None of the references that I've looked at state it clearly but I assume
that it must be or else we could just use 1 for everything.

> > Is there any work on whether odd numbers can always be represented as the
> > sum of primes?
> 
> Well, take 11, for example, it cannot be repsesented as a sum of different
> primes. It cannot, pure and simple.

Sure it can, 1 + 3 + 7. It can't be the PRODUCT of two lower primes since
it wouldn't be prime then. This sum by the way CAN'T be reduced to two primes
so Fermat's Conjecture applied to odds is clearly false.

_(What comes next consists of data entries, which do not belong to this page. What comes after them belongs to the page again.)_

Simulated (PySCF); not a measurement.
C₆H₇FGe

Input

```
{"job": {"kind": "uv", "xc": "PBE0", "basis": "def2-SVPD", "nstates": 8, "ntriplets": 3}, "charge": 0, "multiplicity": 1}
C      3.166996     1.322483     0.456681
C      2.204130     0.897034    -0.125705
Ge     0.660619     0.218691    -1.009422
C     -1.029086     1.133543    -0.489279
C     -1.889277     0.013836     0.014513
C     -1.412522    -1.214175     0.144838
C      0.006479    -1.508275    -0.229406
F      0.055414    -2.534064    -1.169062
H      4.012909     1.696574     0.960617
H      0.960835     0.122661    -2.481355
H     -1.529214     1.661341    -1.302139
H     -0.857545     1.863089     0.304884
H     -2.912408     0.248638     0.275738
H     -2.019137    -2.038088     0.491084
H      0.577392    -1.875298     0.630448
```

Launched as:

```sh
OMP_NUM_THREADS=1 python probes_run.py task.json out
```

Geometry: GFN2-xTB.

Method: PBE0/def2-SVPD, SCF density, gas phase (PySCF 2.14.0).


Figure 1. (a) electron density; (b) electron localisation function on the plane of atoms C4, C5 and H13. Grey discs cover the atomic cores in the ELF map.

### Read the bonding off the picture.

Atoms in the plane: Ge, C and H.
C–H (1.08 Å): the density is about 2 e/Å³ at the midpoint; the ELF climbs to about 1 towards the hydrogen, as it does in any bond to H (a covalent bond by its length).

The only proviso is the number we want to sum TO must be greater than 2.

ALL numbers can be represented as sums of primes, the question is whether
you allow repeats or not.

> > This of course implies that the number of prime members
> > must be odd and must exclude 1 (unless you can have more than a single
> > instance of a given prime). Has this been examined?
> 
> Why, let's say 5 = 3+2, it is a sum of an even number of primes.

In the number theory realm, I agree. In the geometric real (in particular
using equilateral triangles) those constraints hold.

Note that the smallest number of sums for your example above is odd. The
reason that you must exclude the problem becomes trivial if you aren't
required to sum the 1's.

> I suggest that first "examination" should always include playing
> with trivial examples.

No kidding?

> If multiple instances are allowed, it is an enormously boring conjecture
> for 5 grade school students.
> 
> any number above 1 may be represented as a sum of some 3s and some
> 2s. Big deal.

Actualy they are simply sums of 1's, its actualy first grade math.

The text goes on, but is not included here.